WRES Local Server - NOAA-OWP/wres GitHub Wiki

About

The WRES evaluation engine can be run as a standalone, command-line application, as described in the top level wiki, or it can be run as a local-server, an long-running instance capable of being interacted with by the user via webservice requests. A WRES web-service employs instances of the local-server, referred to as a worker-server, to process user requested evaluations. Hence, understanding the local-server approach is important to understanding and maintaining a web-service instance.

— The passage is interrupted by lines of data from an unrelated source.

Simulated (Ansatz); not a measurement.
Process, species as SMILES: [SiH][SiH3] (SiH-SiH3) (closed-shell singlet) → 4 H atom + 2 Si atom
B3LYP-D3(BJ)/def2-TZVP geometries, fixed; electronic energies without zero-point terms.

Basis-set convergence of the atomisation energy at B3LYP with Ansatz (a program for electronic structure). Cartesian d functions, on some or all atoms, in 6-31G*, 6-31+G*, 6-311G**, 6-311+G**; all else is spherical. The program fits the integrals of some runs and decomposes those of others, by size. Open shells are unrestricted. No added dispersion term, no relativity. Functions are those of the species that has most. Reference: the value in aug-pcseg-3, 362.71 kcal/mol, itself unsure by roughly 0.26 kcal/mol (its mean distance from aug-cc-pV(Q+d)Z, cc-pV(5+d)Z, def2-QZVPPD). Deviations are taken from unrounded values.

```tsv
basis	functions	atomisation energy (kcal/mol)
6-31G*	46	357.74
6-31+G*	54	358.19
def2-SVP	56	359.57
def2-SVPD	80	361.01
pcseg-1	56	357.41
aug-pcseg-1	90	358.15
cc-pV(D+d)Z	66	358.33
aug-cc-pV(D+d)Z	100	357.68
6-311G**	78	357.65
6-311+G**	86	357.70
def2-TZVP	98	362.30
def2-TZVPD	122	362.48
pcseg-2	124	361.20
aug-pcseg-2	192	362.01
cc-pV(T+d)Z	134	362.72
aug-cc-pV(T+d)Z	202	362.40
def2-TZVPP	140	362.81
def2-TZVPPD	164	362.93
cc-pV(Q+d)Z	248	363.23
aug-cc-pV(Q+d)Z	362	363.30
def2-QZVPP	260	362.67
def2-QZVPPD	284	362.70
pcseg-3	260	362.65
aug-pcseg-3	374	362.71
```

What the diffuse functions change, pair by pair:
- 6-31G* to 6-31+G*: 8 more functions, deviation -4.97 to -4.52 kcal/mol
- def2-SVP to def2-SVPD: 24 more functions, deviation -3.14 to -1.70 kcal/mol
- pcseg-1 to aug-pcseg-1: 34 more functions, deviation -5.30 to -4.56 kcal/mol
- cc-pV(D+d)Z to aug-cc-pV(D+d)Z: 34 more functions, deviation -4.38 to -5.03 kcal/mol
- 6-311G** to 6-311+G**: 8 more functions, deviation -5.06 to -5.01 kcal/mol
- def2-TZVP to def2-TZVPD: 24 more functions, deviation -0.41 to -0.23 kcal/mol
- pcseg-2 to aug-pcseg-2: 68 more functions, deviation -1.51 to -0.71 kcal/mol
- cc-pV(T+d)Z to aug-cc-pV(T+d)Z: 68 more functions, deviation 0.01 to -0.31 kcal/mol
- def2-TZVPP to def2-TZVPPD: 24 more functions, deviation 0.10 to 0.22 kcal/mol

This wiki describes how to start the local-server instance and how to interact with that instance.

Architecture

Design decisions:

There are some design decisions made while implementing this server mode that developers and users should be aware of:

  • Worker servers handle jobs synchronously.
  • The standalone server uses a cache to store the output of, at most, 100 jobs.
  • The WRES implementation of the server does not store output paths. After they are returned by the request, the server "forgets" about the evaluation output.
  • A WRES web-service implementation requires that the worker-server be started on port 8010 for Docker health checks.
  • Since the current implementation of the server handles jobs synchronously, we use atomic variables to track status and current evaluation ID.
  • If a job is not closed in the WRES implementation then the local-server will hang for a maximum of 5 minutes until the stale job thread closes the opened job.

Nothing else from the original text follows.